Having a clear progression of stages for the assets was also crucial. It helped focus the feedback from Maxis on the aspects of the asset at issue and made sure that the likelihood of large revisions was greater in the early part of development, when changes were less expensive. The process that resulted worked to achieve ingame integration as early as possible, giving Maxis lead time to support New Pencil should the assets not perform as anticipated.

The process was divided into the following stages:

Design evaluation.The asset is shown as a highresolution render in 3DS Max, with no texture and only enough model detail to communicate the general direction of work (Figure 1). The key elements of the asset as described in the asset specification document are referred to, but may not be completely modeled.

First model. The first model is shown as an ingame screenshot with little or no texture (Figure 2). Color may be used to help differentiate the model's substructure but is not yet a subject for review. All comments from the design evaluation feedback are addressed, if they are relevant to this stage. In some cases, the asset may be well developed enough to skip the next step and go on to texturing.

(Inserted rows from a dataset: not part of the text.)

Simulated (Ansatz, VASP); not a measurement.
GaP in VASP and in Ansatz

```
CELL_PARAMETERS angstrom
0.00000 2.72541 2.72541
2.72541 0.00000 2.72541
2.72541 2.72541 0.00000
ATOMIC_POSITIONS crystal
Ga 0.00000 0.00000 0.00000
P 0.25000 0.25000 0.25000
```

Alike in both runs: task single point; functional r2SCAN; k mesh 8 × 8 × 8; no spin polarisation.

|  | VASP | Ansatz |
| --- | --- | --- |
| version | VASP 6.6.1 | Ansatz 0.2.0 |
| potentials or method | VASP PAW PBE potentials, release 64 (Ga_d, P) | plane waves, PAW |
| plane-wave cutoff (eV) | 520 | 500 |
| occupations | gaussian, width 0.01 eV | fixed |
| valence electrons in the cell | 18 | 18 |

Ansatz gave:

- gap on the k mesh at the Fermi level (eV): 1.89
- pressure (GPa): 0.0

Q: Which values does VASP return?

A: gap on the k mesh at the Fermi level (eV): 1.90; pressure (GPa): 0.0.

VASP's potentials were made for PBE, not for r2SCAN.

Final model. The final model is shown as another ingame screenshot, where the model is complete with respect to geometry (Figure 3). All sprite animation states are represented, and the animations function in the game. All comments from the first model submission are addressed, if they are relevant to this stage. In some cases, there will still be model comments, but they will be small enough to be addressed in the forthcoming first texture stage.

First texture. Materials and lighting are shown for the first time at this stage (Figure 4). All comments from the final model stage are addressed.

Final candidate. Ideally, all comments have been addressed and the asset is ready to be delivered (Figure 5).

The last concern for time estimation and cost modeling is the aesthetic that you're trying to match. It's safe to say that this is a larger concern for outsourcers than for internal development teams, due to the separation between the conceptual artist or art director who has the vision that sets the bar and the art team executing the work. Nonetheless, the more elaborate and esoteric the style is that has been chosen for the work, the more it will cost to pro duce. Don't confuse this issue with the technical complexity dealt with in the preceding pipeline discussion. Rather, this is the cost of having to undertake the revisions necessary while the artists internalize the aesthetic they must match.

The questions that need to be posed regarding the style matching have more to do with one's own capabilities than what one needs from the client or the art director: Do you feel that you understand this aesthetic? Are the reference materials both broad enough to support a consistent look across all assets and deep enough to communicate clear individual asset identities?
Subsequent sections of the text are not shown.